James M. Bergen, New York City (Jeffrey Newman, and Marshall, Bratter, Greene, Allison & Tucker, New York City, of counsel), for defendants-appellants.

Thomas A. Butler, New York City (Lon S. Bannett, and Keane & Butler, New York City, of counsel), for plaintiff-appellee.

Before KAUFMAN, Chief Judge, and GURFEIN and MESKILL, Circuit Judges.


Magnaleasing, Inc., a wholly owned subsidiary of the Magnavox Company engaged in the business of leasing property for use by Magnavox and its retail distributors, brought this diversity action under New York law claiming that the Staten Island Mall had fraudulently induced it to enter into a lease. It asserted that the Mall misrepresented the rate and volume of leasing at the Mall and its estimates of common area and real estate tax charges. Judge MacMahon granted judgment for the plaintiff, rescinding the fifteen year lease between Magnaleasing and the Mall. He referred the question of damages to a special master, and he subsequently confirmed a damage award of $156,769.99 to Magnaleasing.

On November 2, 1972, John Kelly, an assistant manager of Magnavox (and, subsequently, the Vice President of Magnaleasing) wrote to Feist & Feist, the developer of the Mall and its leasing agent, about the prospect of renting space. The Mall, a two story enclosed structure, was then under construction. Two weeks later, George Kirtland, a licensed real estate broker employed by Feist & Feist, responded to Kelly's inquiry and sent him leasing plans, demographic data on Staten Island, and two advertising brochures dated, respectively, August 1972 and November 1972. These brochures stated that more than fifty per cent of the Mall had been leased.

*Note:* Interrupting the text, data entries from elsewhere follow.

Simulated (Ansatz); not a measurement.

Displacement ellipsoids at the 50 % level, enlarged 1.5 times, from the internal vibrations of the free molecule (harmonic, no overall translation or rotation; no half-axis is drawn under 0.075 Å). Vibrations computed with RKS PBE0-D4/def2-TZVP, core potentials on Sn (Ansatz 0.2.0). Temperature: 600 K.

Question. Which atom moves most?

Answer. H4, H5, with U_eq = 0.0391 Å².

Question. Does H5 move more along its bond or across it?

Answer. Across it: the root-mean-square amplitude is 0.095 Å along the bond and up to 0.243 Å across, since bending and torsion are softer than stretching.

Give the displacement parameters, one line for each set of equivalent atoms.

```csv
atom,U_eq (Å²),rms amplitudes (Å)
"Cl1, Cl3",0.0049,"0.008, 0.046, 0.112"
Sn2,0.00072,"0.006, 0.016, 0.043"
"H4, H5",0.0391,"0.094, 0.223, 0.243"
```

Encouraged by these representations, Kelly arranged for a meeting with Kirtland, held on December 4, 1972. At this meeting, which was attended by several Magnavox representatives, a leasing plan, containing store locations, was shown to Kelly. On this plan, areas already leased were designated by a large black dot or by the name of a future tenant. Over sixty percent of the space was so marked. In addition, Kirtland explained that other stores had signed leases subsequent to the printing of the lease plan, and the names of these new tenants, supplied by Kirtland, were entered by John Kelly in the appropriate spaces. In all, over 65% of the Mall space appeared to be committed.

Each of these representations regarding the amount of leased space was contradicted by Feist & Feist's internal figures. In August 1972, when the advertising brochure stated that more than 50% of the Mall was leased, signed leases actually covered only 15% of the space; and, in November, 1972, when the representation was repeated, less than 32% of the Mall space was committed. In December, 1972, when Kirtland pointed out that the Mall was 65% leased, less than half that area was actually rented.

At the crucial meeting on December 4, 1972, the financial aspects of the deal were also discussed. Kirtland proposed a base rent of $7.50 per square foot, and noted that each tenant would have to pay a proportionate share of taxes and common area charges. Kirtland estimated that, at the inception of the lease period, taxes would be $1.25 per square foot, and that common area charges, which covered the costs of heating, lighting, maintaining and protecting the general Mall area, would be $.65 per square foot. John Feist, the Vice President of Feist & Feist, had explicitly instructed his salesmen to use these estimates in discussions with potential tenants, despite internal memoranda, prepared by the comptroller of Feist & Feist, Don Faughnan, and the Mall's construction chief, Ed Fraher, which strongly suggested that they were grossly inaccurate. Moreover, just two weeks after Kirtland spoke with the Magnavox representatives in December, John Feist sent a confidential memoranda to Irving Feist, his father and President of the leasing company, expressing dismay at the most recent tax estimate of $2.34 per square foot. He warned: "If we're going to have taxes like this (in addition to the common area and everything else), we're certainly going to have problems with our tenants."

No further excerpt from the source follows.